4. ∫ ² ³ ± ÷ ° √ ∂ ∞ ≈ ≠ ≡ ≥ ≤ ø Ø ½ ¼ « » µ π

Integration

Oh *******y *******s, I gather here that nobody really likes integration, its not that it is hard its just that there are so many ways of going wrong when your integrating.

Right let's begin, you are expected to know the basic principles of integration, all that add one to power and stuff, and no, I shan't elaborate on how to do it, as you should know already, if you really want me to explain it to you then you shouldn't be anywhere near a P3 paper.

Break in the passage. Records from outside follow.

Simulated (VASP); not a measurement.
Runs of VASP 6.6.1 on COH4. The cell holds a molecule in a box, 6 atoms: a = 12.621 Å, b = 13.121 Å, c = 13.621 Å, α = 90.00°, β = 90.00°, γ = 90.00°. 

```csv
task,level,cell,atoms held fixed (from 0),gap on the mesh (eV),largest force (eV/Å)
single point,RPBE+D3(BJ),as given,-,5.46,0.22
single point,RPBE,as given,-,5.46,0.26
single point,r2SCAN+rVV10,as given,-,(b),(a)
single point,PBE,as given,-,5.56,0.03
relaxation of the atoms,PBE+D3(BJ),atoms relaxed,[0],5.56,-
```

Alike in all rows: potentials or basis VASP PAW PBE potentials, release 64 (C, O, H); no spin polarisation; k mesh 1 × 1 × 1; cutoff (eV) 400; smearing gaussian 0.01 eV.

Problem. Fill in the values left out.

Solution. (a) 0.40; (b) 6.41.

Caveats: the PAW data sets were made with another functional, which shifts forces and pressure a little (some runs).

There are two ways of integrating, integration by parts and integration by substitution. I shall explain both of them with examples.

Integration by parts

The formula is:

∫ u(dv/dx) = uv-∫ v(du/dx)

You are expected to know this off by heart, its not in the formula booklet.

Its used to integrate an equation where two things are multiples together, and is the same formula used to differentiate but rearranged, it should therefore look familiar.

Example

∫(x+1)e^-x dx

The fomula is

∫u(dv/dx) = uv-∫ v(du/dx) compare with ∫(x+1)e^-x dx

With integration by parts, the 'u' and 'dv/dx' correspond to the (x+1) and e^-x, what this means is that one of the two will be 'u' and the other 'dv/dx', don't ask why, its just a case of where it has to be.

Your job is to select the one which is which. So:

∫u(dv/dx) = uv-∫ v(du/dx) compare with ∫(x+1)e^-x dx

you select 'u' to the one which will differentiate to its most simplest. So lets differentiate.

d/dx of (x+1) = 1
d/dx of (e^-x) = -e^-x

from this we can summise that (x+1) simplifies to the most simplest. Therefore:

u=(x+1) and dv/dx=e^-x, you now have to differentiate 'u' and integrate 'dv/dx'.

u=(x+1)
du/dx=1

dv/dx=e^-x
V=-e^-x

then bung them into the formula:

∫u(dv/dx) = uv-∫ v(du/dx)

(This means, the integral of the left handside is uv-∫ v(du/dx))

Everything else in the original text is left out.